## Project Summary

The output of the fuel cell depends on the current density (i), active surface area (A), and the voltage (V). Voltage is a function of pressure of the cell (Pcell), current density (i) and active area (A). More the pressure, more is the voltage and hence, more is the power output. However, for the system to run at a higher pressure, the compression ratio has to be high, as a result of which the the compressor draws more power from the fuel cell system, which decreases the net power output of the fuel cell.

## Summary

The objective of this optimization is to find out the optimum pressure the system must be run at, such that there is maximum power output with minimum power loss
$Net\; Power=Power\; Output-Power\; Loss$
Maximize: Net Power=Power Output-Power Loss

## Results

Base Case: compressor with 60% efficiency

Case 1: compressor with 30% efficiency

Case 2: compressor with 90% efficiency

Variable |
60% Efficiency (Base Case) |
30% efficiency |
90% Efficiency |

Current Density (A/cm2) |
0.38 |
0.379 |
0.39 |

Pressure (atm) |
1.51 |
1.00 |
2.85 |

Temperature (K) |
362.63 |
357.90 |
370.83 |

Power (W) |
376.32 |
372.11 |
391.99 |

Power output decreases with decrease in in efficiency of the compressor.
At 30% efficiency the compressor draws more power than it would add. Hence, the optimum solution is to run the system with no compression.

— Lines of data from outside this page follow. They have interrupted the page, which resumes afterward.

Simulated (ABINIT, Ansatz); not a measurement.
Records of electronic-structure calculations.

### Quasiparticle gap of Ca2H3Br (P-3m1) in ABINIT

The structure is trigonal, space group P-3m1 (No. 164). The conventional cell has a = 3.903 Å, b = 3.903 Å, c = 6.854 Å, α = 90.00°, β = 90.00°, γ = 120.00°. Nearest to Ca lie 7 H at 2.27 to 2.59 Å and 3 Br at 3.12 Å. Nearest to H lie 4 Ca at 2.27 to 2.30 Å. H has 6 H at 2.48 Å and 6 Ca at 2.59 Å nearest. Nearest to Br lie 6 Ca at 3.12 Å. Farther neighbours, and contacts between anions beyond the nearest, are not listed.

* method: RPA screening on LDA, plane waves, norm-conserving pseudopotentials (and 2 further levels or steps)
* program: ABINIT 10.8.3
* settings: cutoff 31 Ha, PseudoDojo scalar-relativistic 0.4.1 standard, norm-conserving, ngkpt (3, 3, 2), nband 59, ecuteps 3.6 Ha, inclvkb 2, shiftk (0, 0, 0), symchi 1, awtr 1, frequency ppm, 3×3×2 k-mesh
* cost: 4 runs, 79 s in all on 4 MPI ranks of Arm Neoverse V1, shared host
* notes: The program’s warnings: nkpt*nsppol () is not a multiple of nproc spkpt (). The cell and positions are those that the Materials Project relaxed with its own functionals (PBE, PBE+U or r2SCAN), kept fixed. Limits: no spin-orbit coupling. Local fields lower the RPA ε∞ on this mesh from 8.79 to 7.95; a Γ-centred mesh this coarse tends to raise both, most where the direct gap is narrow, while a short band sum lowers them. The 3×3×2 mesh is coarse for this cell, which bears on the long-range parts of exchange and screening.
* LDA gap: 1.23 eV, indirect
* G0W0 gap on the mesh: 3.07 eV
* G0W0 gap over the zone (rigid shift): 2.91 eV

With increase in efficiency the polarization curve shifts upward and hence more voltage is obtained for the same current density which increases the power output.

The power curve shifts upward with increase in efficiency because of higher voltage.

The above plot of efficiency vs optimum pressure shows that, only when the efficiency of the compressor is above around 48% it makes sense to have a compressor. This is because below 48% efficiency the compressor draws more power than it adds to the power output of the fuel cell.